Photographer Roy Money states, “When I describe myself as a nature photographer I don’t think of nature as a world apart from humans, but one that is all-inclusive. We are inescapably embedded in that ostensibly other realm, and our own distinctive “human nature” is inconceivable without it. Photographing affords me a way of affirming and exploring my place in the single world we humans share with all manner of animate and inanimate matter.”
“Some time ago stone surfaces began to appear in my exposures and at first I thought it curious. However I eventually became more attentive to the mystery of the forms and texture and color. Stone began to intrigue me, inert but nonetheless impermanent like everything else, with an almost imperceptible accretion and abrasion recording an enigmatic history, one framed by powerful geologic forces of a different time scale than our own. It evokes for me the expanse of what is unknown that predates us and will survive us, and yet is insistently present as palpable matter. Stone is somehow the epitome of “dead matter”, not alive in any conventional sense and yet it is formed of elements that produced life as we know it, and to which we all eventually return,” Money adds.
Painter Anne Doris-Eisner states, “Living with acute awareness of the natural world has been a blessing. I have found inner strength by observing the resilience and transformative beauty of the land and all that grows from it as it moves through its life cycle. What is struck down, crushed, cut and splintered may become irreversibly changed, but yet still remains a part of this world. I have sought through my art to express the divine power and mysterious force of life. That which should have been destroyed instead is able to transform and rebuild, albeit into something new. Having faced the death of my child, I liken my survival to that of a tree struck by lightning which still puts out new branches or to the water that cuts through mountains and finds its way to continue moving forward. I, too, continue to find a way to live on, though irreversibly changed. Using unique geological formations and forms in nature, I draw parallels between the human experience and the natural world. Resilience, defiance, reverence are all symbolically represented in my work.”

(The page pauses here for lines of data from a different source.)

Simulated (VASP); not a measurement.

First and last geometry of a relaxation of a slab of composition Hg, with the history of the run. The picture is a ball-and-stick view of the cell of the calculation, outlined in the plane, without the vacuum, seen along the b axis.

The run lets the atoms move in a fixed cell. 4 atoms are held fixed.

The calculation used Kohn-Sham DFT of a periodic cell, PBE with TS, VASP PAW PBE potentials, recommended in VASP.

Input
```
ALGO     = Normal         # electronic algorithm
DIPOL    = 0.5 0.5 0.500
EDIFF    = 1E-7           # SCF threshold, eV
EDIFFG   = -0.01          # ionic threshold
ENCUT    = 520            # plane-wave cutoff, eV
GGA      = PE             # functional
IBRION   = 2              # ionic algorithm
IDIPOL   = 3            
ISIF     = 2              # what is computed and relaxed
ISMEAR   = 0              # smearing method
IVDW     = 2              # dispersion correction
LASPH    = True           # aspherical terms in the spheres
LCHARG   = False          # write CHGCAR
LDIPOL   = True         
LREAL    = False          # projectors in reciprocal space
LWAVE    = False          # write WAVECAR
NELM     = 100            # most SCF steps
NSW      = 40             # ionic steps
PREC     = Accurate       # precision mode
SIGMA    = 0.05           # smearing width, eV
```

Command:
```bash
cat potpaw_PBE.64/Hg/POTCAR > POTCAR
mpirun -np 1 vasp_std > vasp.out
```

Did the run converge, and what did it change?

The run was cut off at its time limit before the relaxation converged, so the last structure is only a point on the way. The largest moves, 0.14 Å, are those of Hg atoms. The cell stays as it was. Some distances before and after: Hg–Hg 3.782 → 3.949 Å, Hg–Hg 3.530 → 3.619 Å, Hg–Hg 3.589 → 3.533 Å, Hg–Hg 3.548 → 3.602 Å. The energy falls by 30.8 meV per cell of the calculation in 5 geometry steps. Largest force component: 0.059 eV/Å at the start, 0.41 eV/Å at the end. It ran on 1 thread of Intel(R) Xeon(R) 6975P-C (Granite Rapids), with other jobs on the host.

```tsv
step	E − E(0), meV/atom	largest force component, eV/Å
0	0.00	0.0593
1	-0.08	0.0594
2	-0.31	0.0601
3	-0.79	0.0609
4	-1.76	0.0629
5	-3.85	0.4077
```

Doris-Eisner adds, “Using a variety of materials, including graphite, paints, and inks on paper, I forcefully expresses my emotions on the paper’s surface, pushing against the opposing strength of a wall, floor or table. I draw, scrape, pour, carve, twist and scumble media with various objects, many of which are found in nature. I am a calligrapher and lover of line and each mark has meaning and becomes imbued with my energy and movement. Like a dancer, my hands and body move with the rhythms created by each unique mark. The experience of art-making becomes a physically demanding experience yet also deeply fulfilling.”
One Source is open to the public from 9am to 5pm every day at The New Haven Lawn Club, 193 Whitney Avenue in New Haven.